Chromian Wars In-Depth Review

(Editor’s Note: What follows is the original review written for the first version the author played. Since then, one or more major critiques have been addressed by the developer. For a list of these, see “Addendums” below the original review score at the end of the article.)

Like Pulp Fiction set in outer space, Miralupa’s iOS debut ties together a series of vignettes about little people in little tanks: an emperor’s distant relative who thinks his new assignment is a plush job but ends up on the front; a spy behind enemy lines; and imperial agents sent to quell a rebellion. Thanks to Augmented Reality, their paths might just cross on your own kitchen table as they get wrapped up in the Chromian Wars (Out Now, $0.99 Sale as IAP)!

Chromian Wars holds great promise as a showcase of what can happen when tabletop war gaming goes digital, but lack of multiplayer at release leaves that potential unfulfilled for now. Even in the single player campaign you can already see how thrilling multiplayer could be. In AR mode, the game uses a real-world marker (available at the developer’s website) to judge the display angle and size of all in-game objects — so if two players had their iDevices pointed at the same marker, they’d have different views of the battlefield and could see different strategic opportunities.

Alas, while the technical foundation for all this looks sturdy, the single player campaign doesn’t feel particularly designed to take advantage of AR with its low-walled fortresses and rather stubby obstacles. For the time being, Chromian Wars must rest on how much fun it offers as a traditional 3D action game.

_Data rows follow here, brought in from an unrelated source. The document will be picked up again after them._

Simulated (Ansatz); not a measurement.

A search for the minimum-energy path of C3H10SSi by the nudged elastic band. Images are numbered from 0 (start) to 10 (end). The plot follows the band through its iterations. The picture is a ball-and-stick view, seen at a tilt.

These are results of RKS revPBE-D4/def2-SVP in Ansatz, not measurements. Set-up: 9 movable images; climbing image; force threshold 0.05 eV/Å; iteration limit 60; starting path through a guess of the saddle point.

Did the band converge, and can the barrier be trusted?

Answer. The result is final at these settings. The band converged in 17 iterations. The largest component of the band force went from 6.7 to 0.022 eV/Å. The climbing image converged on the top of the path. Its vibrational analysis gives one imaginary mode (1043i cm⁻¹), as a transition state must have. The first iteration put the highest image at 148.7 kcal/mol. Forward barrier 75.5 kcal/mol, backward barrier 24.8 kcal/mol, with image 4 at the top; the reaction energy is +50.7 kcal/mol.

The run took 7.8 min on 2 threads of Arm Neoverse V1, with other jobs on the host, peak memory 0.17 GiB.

Most who look into Chromian Wars are probably interested in its novelty value as an AR game, but what’s interested me most since the preview writeup is its value as a real-time tank strategy game — probably one of the more under-explored genres. Despite the game’s outlandish setting, armchair military buffs – and maybe even players who’ve actually driven tanks – will respect the realistic role that maneuver plays in its battles. The tank under the player’s control may have to execute a slow three-point turn when he or she instructs it to drastically change direction, leaving the tank vulnerable to enemy fire all the while. Not to mention, any movement at all throws off the alignment of a tank’s gun barrel with its target, so a player and enemy tank can spend a few seconds waltzing around before a shot is fired.

Not that any battle goes very long without something being shot at. With the exception of spy missions where the player has to survive completely through maneuver, most levels pit two or three player tanks against two or three enemy tanks at a time, with AI picking up where player directives leave off. Even within that structure, mission types vary between taking out buildings while shrugging off enemies, defending the player’s own territory, and the expected take-out-all-enemies-before-reinforcements-arrive routine. What doesn’t vary is the importance of item pickups that randomly appear on the battlefield to be seized by whichever player or enemy tank reaches it first. By raining some high-tech weaponry on the opposite team or repairing the tank that claims it, a single power-up can hasten victory or reverse a route.

Guiding tanks around is complex business even in a game as simple on paper as Chromian Wars, so it definitely needs a strong tutorial — and unfortunately there’s some brushing up to be done here in updates. I very much appreciated that Chromian Wars uses live rather than static tutorials and divides them into different subjects, but the text that appears during these tutorials can lead to serious misunderstandings. Tapping to take command of a tank; tapping and holding to see the tank’s integrity and remaining ammo; and dragging around a tank’s destination point for smooth movement, are all distilled into an instruction to “touch” the object or screen point in question. It sounds funny and nitpicky, but the importance of clarity cannot be overstated here. Before I found out exactly how to do these things, I became more uneasy with Chromian Wars’ gameplay the more time I spent with it: I dove in thinking I had to tap a tank again to see its stats, and that didn’t work; I was less than impressed with point-to-point movement in tight spaces because my tank would go in a straight line and get caught on some object along the way. After I happened to catch the nuances of the game’s controls in one of Miralupa’s preview videos, I could finally dig into some smooth tank combat and leave the frustration behind!